Mr. Beveridge ignores facts or evidence that might make Trump look bad and tends to rely on “alternative facts” that exist only in an alternate reality, the Fox News bubble or a QAnon online site.

He states that the search warrant for Mar-a-Lago might have “to do with 15 boxes of documents, perhaps some of them classified, that the National Archives believes should be stored with them rather than in Trump’s home.” Has he heard about the Presidential Records Act of 1978? That law makes it clear that none of the papers, documents, memos or memorabilia relating to Trump’s administration belong to him! They belong to the people of the United States of America and are stored, by law, in the National Archives or, when it is completed, a presidential library run by the Archives. Whether the documents are classified or not makes no difference.

Both Bushes, Bill Clinton and Barack Obama followed this law carefully when accessing their papers when writing their memoirs, and each established a presidential library, where their unclassified papers are stored and available to historians and other researchers. Any classified papers are unavailable to the general public in order to protect our security.

To put it plainly, Trump stole these documents from the United States government (which he is no longer a part of) and must be held accountable. He lied to and misled the Archives and the Justice Department when he was asked to return them and has not offered justification or reason why he would commit such a theft of public property.

Mr. Beveridge seems disturbed about this “unprecedented” search of a former president’s home, observing that “they didn’t do it for Richard Nixon.” For all his faults and crimes, Nixon did not hide evidence that investigators were aware of, and, when ordered by the Supreme Court to turn over tape recordings of White House conversations that he claimed possession of, he promptly obeyed. The revealing of his criminal conversation about obstructing justice in the Watergate investigation led to his resignation from office shortly thereafter. If Nixon had refused to turn over the tapes, he might well have been the subject of a search warrant.

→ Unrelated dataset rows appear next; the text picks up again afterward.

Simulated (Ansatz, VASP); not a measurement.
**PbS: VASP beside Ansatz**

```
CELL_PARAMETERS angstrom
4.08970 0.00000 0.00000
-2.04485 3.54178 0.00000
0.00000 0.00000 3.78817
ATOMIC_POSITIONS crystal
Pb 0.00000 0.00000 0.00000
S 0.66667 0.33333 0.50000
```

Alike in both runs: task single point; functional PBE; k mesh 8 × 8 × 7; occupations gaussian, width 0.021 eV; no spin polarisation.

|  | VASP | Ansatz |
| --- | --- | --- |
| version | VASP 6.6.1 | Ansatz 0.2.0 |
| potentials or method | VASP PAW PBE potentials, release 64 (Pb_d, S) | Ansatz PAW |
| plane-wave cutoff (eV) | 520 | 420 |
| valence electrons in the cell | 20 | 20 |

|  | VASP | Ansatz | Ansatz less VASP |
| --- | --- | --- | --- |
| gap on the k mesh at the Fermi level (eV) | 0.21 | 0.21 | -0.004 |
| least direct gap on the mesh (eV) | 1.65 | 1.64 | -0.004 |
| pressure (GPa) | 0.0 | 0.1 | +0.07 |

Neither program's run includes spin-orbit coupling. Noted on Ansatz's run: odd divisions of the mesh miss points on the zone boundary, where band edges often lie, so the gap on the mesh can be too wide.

Mr. Beveridge also laments, “Why does Rep. Liz Cheney, R-Wyo., hate him (Trump) so?” Liz Cheney is a true conservative (just check her voting record in Congress!), who holds the United States Constitution as a sacred document; she also knows some history, and she recognizes Donald Trump as a threat to the country that she loves. When Donald Trump refused to accept his defeat for reelection (even though he lost to Joe Biden by 7 million popular votes, and by the same margin in the Electoral College by which Trump defeated Hillary Clinton four years earlier), he instead organized a conspiracy to steal the election by creating fake electors in the key states, calling people like the secretary of state in Georgia, and asking them to “find” votes that did not exist; telling lies about voting fraud that were rejected in over 60 courts. When none of those things worked, he organized and provoked a violent mob to storm the United States Capitol building in order — for the first time in our history — to prevent the official counting of the electoral votes. (The event resulted in several deaths and could have been much worse, including the real possibility of the assassination of Trump’s own vice president), Liz Cheney realized that the president that she had faithfully supported for four years had betrayed his oath to “preserve, protect and defend the Constitution of the United States,” and she could support him no longer.

If Mr. Beveridge cannot understand that, it is truly unfortunate.